When you run out of day cream or finish off that luxe serum, your first thought might be replacing the product ASAP. But have you ever stopped to think where that packaging you are about to so carelessly dispose of will end up?
The beauty industry produces a staggering 120 billion units of waste per year - a harrowing number from a growing industry that is set to be worth $716.6 billion by 2025.
But now a New Zealand-owned skincare company is helping to change that, one refill at a time.
Aotearoa's own Emma Lewisham has become the world's first beauty brand to achieve carbon positive status.
Being carbon positive means the products aren't just zero emissions, they are designed to benefit the environment - and in an industry infamous for pollution, it's a huge move.

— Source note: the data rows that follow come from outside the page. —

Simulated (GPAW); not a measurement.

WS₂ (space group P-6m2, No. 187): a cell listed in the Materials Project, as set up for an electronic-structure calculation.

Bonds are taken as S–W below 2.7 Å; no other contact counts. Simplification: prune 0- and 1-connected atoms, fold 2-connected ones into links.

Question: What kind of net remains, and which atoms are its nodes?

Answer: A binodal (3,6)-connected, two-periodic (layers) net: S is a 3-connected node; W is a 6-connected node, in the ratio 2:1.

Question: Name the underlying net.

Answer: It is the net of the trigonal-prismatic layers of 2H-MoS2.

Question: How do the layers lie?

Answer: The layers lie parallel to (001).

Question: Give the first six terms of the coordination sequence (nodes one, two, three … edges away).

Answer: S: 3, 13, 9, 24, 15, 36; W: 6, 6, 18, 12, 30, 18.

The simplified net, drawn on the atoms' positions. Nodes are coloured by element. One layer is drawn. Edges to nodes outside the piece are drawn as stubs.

It's gained the Kiwi beauty brand the ultimate endorsement from iconic environmentalist and UN Messenger of Peace Dr Jane Goodall.
"New Zealand beauty brand Emma Lewisham is demonstrating what it means to be a truly sustainable business," Goodall says.
"Through their carbon positive and circular business model, Emma Lewisham is creating environmental prosperity and showing their peers that this business model is not just possible but paramount if we are to make a meaningful difference."
Goodall says the brand has set a new benchmark not just for the beauty industry, but for all.
"I admire Emma Lewisham's passion for creating lasting change and I urge all brands to follow their lead," she says.
"This is when true change begins – when we work together. The greatest danger to our future is apathy. I sincerely hope that the beauty industry can follow Emma Lewisham's lead. I believe they are paving the way for the future."
Emma Lewisham's skincare brand has always been completely natural - and founder Lewisham has been committed to her carbon positive goal since first creating the brand in 2019.
So, how did she go about achieving that goal?
"It's not just about measuring and then offsetting our impact," the beauty boss explains.
"We are focused on reducing our carbon footprint to the lowest number possible and implementing strategies, such as moving to a circular business model to illustrate this is more than just offsetting for us. We are doing the work. We'd love to be in a position where we eliminate the need to offset altogether."
She spent 12 months working with Toitū Envirocare to measure the carbon emissions from each product at each stage of its life cycle.
These stages included the harvesting and production of the raw ingredients used, the transportation, product packaging, and what happens at the end of life for each product.
The brand has also introduced a world-first completely circular-designed product range.
This means that not only are the products refillable, but they're also designed to be waste-free and to stay in use through reuse, repair and recycling.
Lewisham says the circular packaging reflects the need to prioritise refills over recycling.
"The industry seems to have become so focused on recycling. However, a solution that has a significantly lighter environmental impact – is to reuse – in our case, refill. There must be investment industry-wide into refillable models and reuse of material – recycling should be the final port of call."
What many people don't realise is that "recyclable" beauty packaging often actually just ends up in the landfill, she notes.
"Virtually no kerbside recycling systems actually recycle beauty packaging. Although products might 'technically' be recyclable, the economics just don't stack up - so to landfill it goes."
Redesigning products to fit a carbon positive model was new territory - not just for Lewisham, but for the industry.
"There was no road map to follow in becoming a circular designed luxury skincare brand," she points out.
"We have had to reimagine our business processes, technology and our product packaging. This is a new model of beauty."
And the Kiwi's bold move could see other players in the beauty and skincare industry follow suit, with the brand today launching a campaign calling out global beauty powerhouses like La Mer and Dior.
So, while Lewisham's move has received praise from global environmentalists, it also packs that fearless Kiwi punch - going straight to the top and making no apologies along the way.